Wasm async compilation might never finish |
|||||||||||||||||||
Issue description
We have a potential deadlock in async compilation.
The finisher checks in a loop whether a new compilation unit is executed and needs to be finished. If none is available, it sets the finisher_is_running_ flag to false and exits.
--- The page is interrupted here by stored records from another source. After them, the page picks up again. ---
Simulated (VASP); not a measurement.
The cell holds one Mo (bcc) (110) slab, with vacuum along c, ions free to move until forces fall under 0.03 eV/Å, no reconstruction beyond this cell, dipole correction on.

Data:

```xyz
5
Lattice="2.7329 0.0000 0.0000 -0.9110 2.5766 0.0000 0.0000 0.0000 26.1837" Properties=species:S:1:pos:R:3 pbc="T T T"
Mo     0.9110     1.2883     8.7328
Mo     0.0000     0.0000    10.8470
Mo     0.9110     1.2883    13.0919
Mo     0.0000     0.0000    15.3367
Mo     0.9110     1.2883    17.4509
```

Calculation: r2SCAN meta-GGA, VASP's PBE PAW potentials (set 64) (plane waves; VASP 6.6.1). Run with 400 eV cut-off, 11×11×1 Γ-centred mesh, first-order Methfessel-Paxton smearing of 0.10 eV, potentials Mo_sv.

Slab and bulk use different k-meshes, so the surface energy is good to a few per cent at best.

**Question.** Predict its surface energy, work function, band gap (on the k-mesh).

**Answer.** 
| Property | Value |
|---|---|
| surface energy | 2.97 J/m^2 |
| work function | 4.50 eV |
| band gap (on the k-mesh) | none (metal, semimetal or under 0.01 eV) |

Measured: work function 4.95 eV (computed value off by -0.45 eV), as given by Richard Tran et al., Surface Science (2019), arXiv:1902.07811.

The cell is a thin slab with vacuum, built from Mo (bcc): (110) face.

Background tasks concurrently execute compilation units and put them in the queue to be finished. At this time they check whether a finisher is running, and start one if not.
Now it might happen that
1) the finisher detects that the queue is empty
2) a background task puts a unit in the finishing queue, but does not start a finisher since the flag is still set
3) the finisher clears the flag and exits.
Now in most cases this still is no problem, since later another unit will be put into the queue, and at that point the finisher is restarted.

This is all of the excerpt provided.